Sunday, June 12, 2022

Challis Hot Springs



Rainy day excursion to Challis Hot Springs. My kind of place - quaint, old fashioned, calm and uncrowded! Family owned for 5 generations, we were lucky to finally make it so far north this year, as the hot spring will soon change hands. The owners want it preserved and open to all and to that end it may become a state facility in the fall. I imagine there will be changes, so I am glad we got to visit while it is still such a quaint lovely place.









 

Monday, May 16, 2022

Lunar Eclipse

We buzzed up to Fossil Butte in hopes of catching a glimpse of some elk with our new spotting scope and the highroad was still closed. No luck with elk but a nice little hike and some burd watching. As we were leaving we spied a Red Tailed Hawk in the beautiful sunset light so we stopped to try out our scope and the camera system we bought to go with it.

As we were watching the hawk on the pole have dinner this and fussed with the scope and camera a crazy big moon started peeking up over the horizon. That's when we remembered that there was to be an eclipse. Surprised I'd forgotten, as I'm kind of into eclipses because my son surprised us by coming into this world 5 weeks early during a lunar eclipse. (aside, I always wondered if the lunar event was the cause of his early birth... that is until I had my baby girl, who popped out 5 and a half weeks early, with no lunar involvment at all. Perhaps I have a microwave womb?)

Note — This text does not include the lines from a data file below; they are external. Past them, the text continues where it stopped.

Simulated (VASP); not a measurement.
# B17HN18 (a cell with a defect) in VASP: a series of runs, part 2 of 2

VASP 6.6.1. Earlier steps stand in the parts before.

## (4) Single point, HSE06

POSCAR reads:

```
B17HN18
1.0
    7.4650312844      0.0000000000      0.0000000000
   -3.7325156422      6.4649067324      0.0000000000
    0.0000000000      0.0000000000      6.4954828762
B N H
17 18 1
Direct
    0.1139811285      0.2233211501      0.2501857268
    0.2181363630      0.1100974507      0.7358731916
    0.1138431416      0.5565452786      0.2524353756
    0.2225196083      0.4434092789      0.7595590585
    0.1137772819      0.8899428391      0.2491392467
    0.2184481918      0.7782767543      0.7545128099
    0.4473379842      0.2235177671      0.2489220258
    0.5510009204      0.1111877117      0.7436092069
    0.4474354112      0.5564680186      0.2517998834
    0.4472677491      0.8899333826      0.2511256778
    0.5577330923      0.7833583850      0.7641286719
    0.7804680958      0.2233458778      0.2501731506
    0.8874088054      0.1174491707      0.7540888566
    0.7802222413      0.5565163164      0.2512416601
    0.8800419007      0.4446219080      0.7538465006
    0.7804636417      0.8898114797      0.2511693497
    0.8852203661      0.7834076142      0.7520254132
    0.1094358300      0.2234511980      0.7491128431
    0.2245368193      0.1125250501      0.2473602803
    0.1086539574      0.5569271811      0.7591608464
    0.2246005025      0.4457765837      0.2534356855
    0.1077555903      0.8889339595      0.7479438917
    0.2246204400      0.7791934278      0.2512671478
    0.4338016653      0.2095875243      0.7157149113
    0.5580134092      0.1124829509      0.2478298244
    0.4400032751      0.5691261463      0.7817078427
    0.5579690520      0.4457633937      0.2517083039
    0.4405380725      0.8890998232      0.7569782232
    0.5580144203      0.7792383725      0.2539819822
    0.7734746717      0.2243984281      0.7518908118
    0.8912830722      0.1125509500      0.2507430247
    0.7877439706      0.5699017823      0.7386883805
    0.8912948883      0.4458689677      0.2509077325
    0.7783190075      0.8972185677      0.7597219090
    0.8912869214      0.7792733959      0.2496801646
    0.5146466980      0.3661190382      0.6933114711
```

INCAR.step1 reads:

Lucky us to be in the right place at the right time to watch the moon rise! As we drove home we continued to have great views as the moon darkened, turned red and and became white again. It was so cool to watch, my best eclipse viewing ever! So thankful that the Red Tailed Hawk beckoned us to stop!

Saturday, November 21, 2020

Evolution of a Ghost Town - Sort of

Evolution of a ghost town. OK, not really a ghost town, but Carter, Wyoming sure seems like it's well on the way to becoming one. Apparently it was once a major agricultural shipping point on on the Union Pacific Rail Line, but now has just 3 or 4 occupied homes, population of about 10, and two very friendly dogs that accompanied us on my photowalk. I sure wonder about the history of these places, and what they were like during more prosperous times.

Sunday, November 01, 2020

Ghost Town - Black's Fork Commisary

A ghosttown out in the Uinta moutains, Black's Fork Commisary. A logging town founded n 1870, it became a ghost town in 1930. Likely supplying logs to the charcoal kilns at Piedmont, where they made fuel for the railroad steam engines. It's hard to image what a hard life it had to be living there back in the day, and I read somewhere the work was easier in the winter when you could pull logs on sleds. Brrrr!

Sunday, September 27, 2020

Another Airplane Arrow

Another airplane arrow. Funny thing about this one is that we've ridden right by it many times and didn't even know it. It's right along the road to Timpie Springs, a favorite birding spot of ours. There's actually a fence separating it from the road, but you'd never know it was there, unless you knew it was there to look for it.

Sunday, August 23, 2020

Evolution of a Ghost Town

Evolution of a ghost town. Back in 2016 while out on a Northern Utah birding and ghost towning adventure with my friend April, Shin noticed the word "Ghost town" on the map just over the border in Idaho. Two ghost towns in a day sounded really rad so we after visiting Kelton headed up north to the once town of Strevell Idaho to check it out. Not much was left of Strevell, just a few foundations and the upright remains of a one building, which my research indicates was likely Mary's Cafe. Once a busy Idaho port of entry town, the construction of I-84 a few miles north essentially put Strevell out of business. This past Sunday's adventure took us by Strevell again, and now the ghost town had become even more of an apparitions left as that last building standing, stands no more. Sometime between the end of June and now the building toppled, I know this because my friend Judi, had posted a picture when she traveled past in June. Soon no one will ever have any idea this town ever existed...
Another interesting thing about Strevell, Idaho. It is home to an airplane arrow. Back in the 1920's when "AirMail" began, the US created this system of giant arrows and beacons that could be seen from the sky to help the pre-navigation system postal aircraft find their way across the country. I was bummed when I found out, after visiting Strevell in 2016, that the town was host to one of these giants arrows and we missed. Well, this time we made it a point to find the arrow.